Masak, Rubin, Panaretos (2021). Inference and Computation for Sparsely Sampled Random Surfaces. arXiv:2103.10077
- We developed a general method how to analyse data composed of points observed on surfaces. The method estimates the correlation structure of the data without parametric assumptions, predicts the unobserved surfaces, and constructs confidence bands.
- Under the assumption of separability, our method enjoys massive computational gains (tens of seconds versus hours).
- We applied our method to implied volatility (IV) surfaces data where the implied volatilities are calculated from the call options on various stocks and equity indexes.
- Our method “borrows strength” across the entire data set in order to probe one IV surface. In other words, to predict/interpolate the IV surface of AAPL from just a few quoted/traded IVs corresponding to the calls on this stock, the our method looks into all other symbols like GOOGL, TSLA, etc. to learn how a typical IV surface looks like (estimating the correlation structure), an predicts/interpolates the AAPL surface.
- We showed that this “borrowing strength” leads to the interpolation error decrease of around 10 % over the benchmark that interpolates each IV surface individually.

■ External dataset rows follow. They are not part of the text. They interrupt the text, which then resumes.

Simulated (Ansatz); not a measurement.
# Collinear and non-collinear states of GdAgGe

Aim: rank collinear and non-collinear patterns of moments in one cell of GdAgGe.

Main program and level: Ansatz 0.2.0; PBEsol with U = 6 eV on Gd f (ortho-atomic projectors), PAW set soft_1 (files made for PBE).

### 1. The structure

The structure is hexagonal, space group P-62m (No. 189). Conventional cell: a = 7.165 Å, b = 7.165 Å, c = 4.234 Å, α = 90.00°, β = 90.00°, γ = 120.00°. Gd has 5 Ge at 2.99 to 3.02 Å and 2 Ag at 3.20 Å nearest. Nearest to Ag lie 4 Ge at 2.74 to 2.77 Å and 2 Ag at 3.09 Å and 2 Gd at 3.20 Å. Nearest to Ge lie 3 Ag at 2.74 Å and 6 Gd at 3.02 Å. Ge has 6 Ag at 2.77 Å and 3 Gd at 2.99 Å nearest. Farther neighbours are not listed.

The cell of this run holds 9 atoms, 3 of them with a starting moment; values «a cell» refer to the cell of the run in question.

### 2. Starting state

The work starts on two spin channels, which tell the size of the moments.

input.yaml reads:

Non-parametric inference for functional data over two-dimensional domains entails additional computational and statistical challenges, compared to the one-dimensional case. Separability of the covariance is commonly assumed to address these issues in the densely observed regime. Instead, we consider the sparse regime, where the latent surfaces are observed only at few irregular locations with additive measurement error, and propose an estimator of covariance based on local linear smoothers. Consequently, the assumption of separability reduces the intrinsically four-dimensional smoothing problem into several two-dimensional smoothers and allows the proposed estimator to retain the classical minimax-optimal convergence rate for two-dimensional smoothers. Even when separability fails to hold, imposing it can be still advantageous as a form of regularization. A simulation study reveals a favorable bias-variance trade-off and massive speed-ups achieved by our approach. Finally, the proposed methodology is used for qualitative analysis of implied volatility surfaces corresponding to call options, and for prediction of the latent surfaces based on information from the entire data set, allowing for uncertainty quantification. Our cross-validated out-of-sample quantitative results show that the proposed methodology outperforms the common approach of pre-smoothing every implied volatility surface separately.